Saturday, November 04, 2006

Lisey's Story


By: Stephen King
My favorite author is Stephen King. I don't see him as a simply horror writer but as a craftsman of Americana. His latest novel has been earning rave reviews from everyone and he's been making the rounds of interviews and getting great press (check out the podcast!). In my quest to live frugally I've been good about not buying books, utilizing the libraries, and waiting for paperback editions. However I will make exceptions for Stephen King. His last novel Cell I managed to wait, I checked it out from the library, and I haven't even gotten to his pulp paperback The Colorado Kid. So when I heard Lisey's Story was on it's way out I thought it could wait. It turns out I couldn't, lucky for me.
What happened was we did this play at the Rep called Eurydice, which was an amazing production and I am so proud to have been a part of it. My friend Linda saw the show and in turn has been inspired to sketch and blog about one of the central themes of the play which is messages from beyond the grave.
And here I will quote from her blog because she describes the idea better than I can: "Before Eurydice dies the first time, her dead father writes letters of advice and love to her from the underworld, and sends them up into the world of the living, though she doesn't see them. Later Orpheus sends her letters of music of despair from above, stuffing them into the ground. "I'll give this letter to a worm. I hope he finds you." The letters in the play manifest in the world they were sent to on actual sheets of paper. But it got me thinking. What if all these synchronicities, these funny coincidences that feel so much like personal correspondence, were actually messages from my lost loves? My grandfathers? My grandmothers? My friends? My father?"
As it turns out Lisey's Story is also about messages from beyond the grave. And I thought, (In keeping with synchronicity) I have to read this book right now when it's relevant to my immediate artistic life. So off I went to Borders with a 40% off coupon and a week later here we are.
Lisey's Story is a portrait of a marriage, and the grief one feels when one partner has died and the other must go on. Instead of using messenger worms Scott Landon has left a scavenger hunt (a bool) for Lisey to remember him by so she can move through her grief in stages, and as in all King novels no one can be just left alone to do what needs doing. In Lisey's case it's dealing with her sister's depression and psychotic break and dealing with a psycho who wants her dead husbands manuscripts. Interestingly as we see her look back on her 25 year marriage she has not only been the good woman behind her successful man, but she has also been his salvation. We come to find that while she saved Scott on numerous occasion he pays his due by saving her from beyond his death and letting her know that she was the one secret to his success and he knew it and appreciated it. The second secret is a place called Boo'ya Moon. An alternate reality where Scott could go to escape his troubled childhood, recover from his wounds, and find fresh ideas. It contains a 'pool where we all go down to drink, to swim, to catch a little fish from the edge of the shore; it's also the pool where some hardy souls go out in their flimsy wooden boats after the big ones. It is the pool of life, the cup of imagination.'
I am so impressed by the language of this book which is mostly written in the shorthand of Scott and Lisey's marriage, it has lot's of babytalk but it stays the course. I am so impressed by the metaphor of Boo'ya Moon, which we all have seen even if we only visit it at night when we are asleep. I am still astounded by the similarities to Eurydice. A pool of inspiration that hypnotizes in Boo'ya Moon, and the river of forgetfulness in the Underworld. Orpheus and Eurydice are Scott and Lisey, the famous man and the woman behind him. A Nasty Interesting Man tries to seduce Eurydice and a nasty nutcase named Dooley tries to harm Lisey. Even the Chorus of Stones in Eurydice appeared in Boo'ya Moon as the Lotus Eaters, 'Dip yourself in the river!' 'Be Quiet! We want to watch the Hollyhocks." I am floored by the fact that these two different stories are the same yet totally different. Told through specific poetic language, yet again totally different. And they both made me feel sad, but happy to experience something so beautiful. This is what Linda means by synchronicity and I am truly touched by it...
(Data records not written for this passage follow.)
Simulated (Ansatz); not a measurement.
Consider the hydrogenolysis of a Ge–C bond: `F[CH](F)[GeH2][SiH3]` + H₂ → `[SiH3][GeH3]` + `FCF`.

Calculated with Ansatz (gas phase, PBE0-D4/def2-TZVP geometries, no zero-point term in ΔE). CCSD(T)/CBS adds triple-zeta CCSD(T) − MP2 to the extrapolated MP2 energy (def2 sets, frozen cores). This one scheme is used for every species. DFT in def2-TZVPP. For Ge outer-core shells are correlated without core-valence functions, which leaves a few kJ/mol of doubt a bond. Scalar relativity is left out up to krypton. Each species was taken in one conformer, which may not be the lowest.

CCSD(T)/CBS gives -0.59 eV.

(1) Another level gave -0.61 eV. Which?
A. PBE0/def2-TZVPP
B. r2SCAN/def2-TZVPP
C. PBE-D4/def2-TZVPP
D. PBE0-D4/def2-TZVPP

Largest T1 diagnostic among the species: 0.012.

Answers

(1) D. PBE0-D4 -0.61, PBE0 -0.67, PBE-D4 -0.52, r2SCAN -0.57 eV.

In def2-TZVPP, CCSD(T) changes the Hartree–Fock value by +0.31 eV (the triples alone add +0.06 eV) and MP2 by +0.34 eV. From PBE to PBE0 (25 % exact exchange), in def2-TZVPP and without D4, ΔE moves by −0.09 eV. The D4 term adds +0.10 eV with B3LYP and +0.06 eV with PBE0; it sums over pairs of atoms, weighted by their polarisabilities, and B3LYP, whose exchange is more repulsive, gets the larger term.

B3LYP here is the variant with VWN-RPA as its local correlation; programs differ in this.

"I will give this letter to a worm, I hope he finds you."

"I will holler you home"

2 comments:

Linda S. Wingerter said...

Ah, decisions = depression. I buy that. I hate hate making decisions, and my synchronicity-following has been so joyful because I've let them make a lot of my decsisions. But recently they've seemed to be in conflict with each other, thus I need to make decisions again, thus I've been depressed.

For good magazines that just can't possibly be GOP-controlled, try Harpers and Bust! Bust rocks.

I hate decisions so much I can't even spell the word right.

tumbletell said...

thank you for your post on this book (which i found through linda's link.) it isn't a book i would have found on my own. it was so interesting, esp. thinking of it in relation to the myth.

the other part of this book which struck me particularly was about writing a book--that writing a book is having the faith & courage to follow a string to its end. and if the string doesn't break, the book is the prize (not the money you get for it.)

standing as i am holding the first few yards of a string of my own, the idea gives me a little push to keep going.